Question

How do you simplify \[\sin \left( {{\cos }^{-1}}\left( -\dfrac{1}{4} \right) \right)\]?

Answer 1

Hint: This type of question is based on the concept of trigonometry. We should first substitute \[\alpha ={{\cos }^{-1}}\left( -\dfrac{1}{4} \right)\]. Now we have to simplify \[\sin \left( \alpha \right)\]. Take cos on both the sides of \[\alpha ={{\cos }^{-1}}\left( -\dfrac{1}{4} \right)\] and use the inverse trigonometric identity \[\cos \left( {{\cos }^{-1}}\theta \right)=\theta \] to find the value of \[\cos \left( \alpha \right)\]. Now, using the trigonometric identity \[{{\sin }^{2}}\theta +{{\cos }^{2}}\theta =1\] find the value of \[\sin \left( \alpha \right)\] which is \[\sin \left( {{\cos }^{-1}}\left( -\dfrac{1}{4} \right) \right)\]. Thus, we get the required answer.

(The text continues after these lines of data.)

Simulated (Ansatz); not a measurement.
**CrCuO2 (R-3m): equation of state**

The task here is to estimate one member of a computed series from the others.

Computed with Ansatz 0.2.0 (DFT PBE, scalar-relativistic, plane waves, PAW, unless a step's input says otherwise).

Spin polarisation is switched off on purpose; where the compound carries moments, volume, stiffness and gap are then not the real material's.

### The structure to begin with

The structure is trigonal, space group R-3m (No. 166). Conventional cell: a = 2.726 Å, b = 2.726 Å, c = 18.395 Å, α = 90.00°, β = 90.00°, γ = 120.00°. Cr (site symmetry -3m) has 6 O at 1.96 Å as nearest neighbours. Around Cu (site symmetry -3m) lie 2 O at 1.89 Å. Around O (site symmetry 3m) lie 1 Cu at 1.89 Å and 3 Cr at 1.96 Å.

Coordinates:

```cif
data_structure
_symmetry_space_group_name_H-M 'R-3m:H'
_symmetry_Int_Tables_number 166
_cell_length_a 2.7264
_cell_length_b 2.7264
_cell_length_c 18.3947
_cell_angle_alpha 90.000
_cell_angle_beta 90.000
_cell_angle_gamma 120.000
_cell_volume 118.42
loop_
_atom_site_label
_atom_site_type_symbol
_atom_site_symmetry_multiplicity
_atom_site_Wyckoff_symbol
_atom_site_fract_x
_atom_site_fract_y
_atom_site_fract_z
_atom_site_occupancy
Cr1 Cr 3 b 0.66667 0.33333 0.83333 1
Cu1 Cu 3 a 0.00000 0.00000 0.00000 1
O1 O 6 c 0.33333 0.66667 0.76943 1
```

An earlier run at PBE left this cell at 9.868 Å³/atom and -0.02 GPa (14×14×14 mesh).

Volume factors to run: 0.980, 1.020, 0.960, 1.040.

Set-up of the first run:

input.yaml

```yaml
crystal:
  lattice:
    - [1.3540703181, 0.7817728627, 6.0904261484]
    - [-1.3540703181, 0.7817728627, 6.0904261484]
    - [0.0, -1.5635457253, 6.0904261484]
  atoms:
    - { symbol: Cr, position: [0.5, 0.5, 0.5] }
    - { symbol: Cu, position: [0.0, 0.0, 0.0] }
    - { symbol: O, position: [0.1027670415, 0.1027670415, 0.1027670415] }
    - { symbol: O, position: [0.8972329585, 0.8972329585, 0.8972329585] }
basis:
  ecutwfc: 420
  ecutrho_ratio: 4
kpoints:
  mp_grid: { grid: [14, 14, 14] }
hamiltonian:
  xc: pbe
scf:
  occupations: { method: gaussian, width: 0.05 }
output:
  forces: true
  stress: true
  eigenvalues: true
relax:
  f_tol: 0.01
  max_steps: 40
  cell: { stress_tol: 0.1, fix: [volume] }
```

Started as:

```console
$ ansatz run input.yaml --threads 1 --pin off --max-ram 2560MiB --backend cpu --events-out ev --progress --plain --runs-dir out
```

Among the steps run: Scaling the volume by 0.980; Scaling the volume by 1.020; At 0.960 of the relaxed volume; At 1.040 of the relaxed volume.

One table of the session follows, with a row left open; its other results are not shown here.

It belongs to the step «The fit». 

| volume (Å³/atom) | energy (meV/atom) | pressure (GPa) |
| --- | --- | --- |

Complete step-by-step solution:
According to the question, we are asked to simplify \[\sin \left( {{\cos }^{-1}}\left( -\dfrac{1}{4} \right) \right)\].
We have been given the function is \[\sin \left( {{\cos }^{-1}}\left( -\dfrac{1}{4} \right) \right)\]. ---------(1)
First, let us assume \[\alpha ={{\cos }^{-1}}\left( -\dfrac{1}{4} \right)\].
Therefore, the function to be simplified is \[\sin \alpha \].
Now take cos on both the sides of the above expression.
We get \[\cos \alpha =\cos \left( {{\cos }^{-1}}\left( -\dfrac{1}{4} \right) \right)\].
Using the inverse trigonometric identity, that is, \[\cos \left( {{\cos }^{-1}}\theta \right)=\theta \], we get
\[\cos \alpha =-\dfrac{1}{4}\]
We have now found the value of \[\cos \alpha \].
 We have to find the value of \[\sin \alpha \].
Let us use the trigonometric identity \[{{\sin }^{2}}\theta +{{\cos }^{2}}\theta =1\] to find \[\sin \alpha \].
Therefore, \[{{\sin }^{2}}\alpha +{{\cos }^{2}}\alpha =1\].
Substituting the value of \[\cos \alpha \], we get
\[\Rightarrow {{\sin }^{2}}\alpha +{{\left( -\dfrac{1}{4} \right)}^{2}}=1\]
We know that \[{{\left( \dfrac{a}{b} \right)}^{2}}=\dfrac{{{a}^{2}}}{{{b}^{2}}}\]. Using this property in the above expression, we get
\[\Rightarrow {{\sin }^{2}}\alpha +\dfrac{{{1}^{2}}}{{{4}^{2}}}=1\]
On further simplification, we get
\[\Rightarrow {{\sin }^{2}}\alpha +\dfrac{1}{16}=1\]
Let us now subtract \[\dfrac{1}{16}\] from both the sides of the equation.
\[\Rightarrow {{\sin }^{2}}\alpha +\dfrac{1}{16}-\dfrac{1}{16}=1-\dfrac{1}{16}\]
\[\Rightarrow {{\sin }^{2}}\alpha =1-\dfrac{1}{16}\]
Take LCM in the right-hand side of the equation.
\[\Rightarrow {{\sin }^{2}}\alpha =\dfrac{16-1}{16}\]
\[\Rightarrow {{\sin }^{2}}\alpha =\dfrac{15}{16}\]
Taking square root on both the sides of the equation, we get
\[\sqrt{{{\sin }^{2}}\alpha }=\sqrt{\dfrac{15}{16}}\]
Let us use the property \[\sqrt{\dfrac{a}{b}}=\dfrac{\sqrt{a}}{\sqrt{b}}\] in the above expression. We get
\[\sqrt{{{\sin }^{2}}\alpha }=\dfrac{\sqrt{15}}{\sqrt{16}}\]
On further simplification, we get
\[\sqrt{{{\sin }^{2}}\alpha }=\dfrac{\sqrt{15}}{\sqrt{{{4}^{2}}}}\]
We know that \[\sqrt{{{x}^{2}}}=\pm x\]. We get
\[\Rightarrow \sin \alpha =\pm \dfrac{\sqrt{15}}{4}\]
But we have assumed \[\alpha ={{\cos }^{-1}}\left( -\dfrac{1}{4} \right)\].
Therefore, \[\sin \left( {{\cos }^{-1}}\left( -\dfrac{1}{4} \right) \right)=\pm \dfrac{\sqrt{15}}{4}\].

Note: We should not make calculation mistakes based on sign conventions. Be thorough with the trigonometric identities to simplify this type of problems. We should not forget to put ± without which the answer is wrong. It is advisable to first convert the given function to a simpler form and then solve.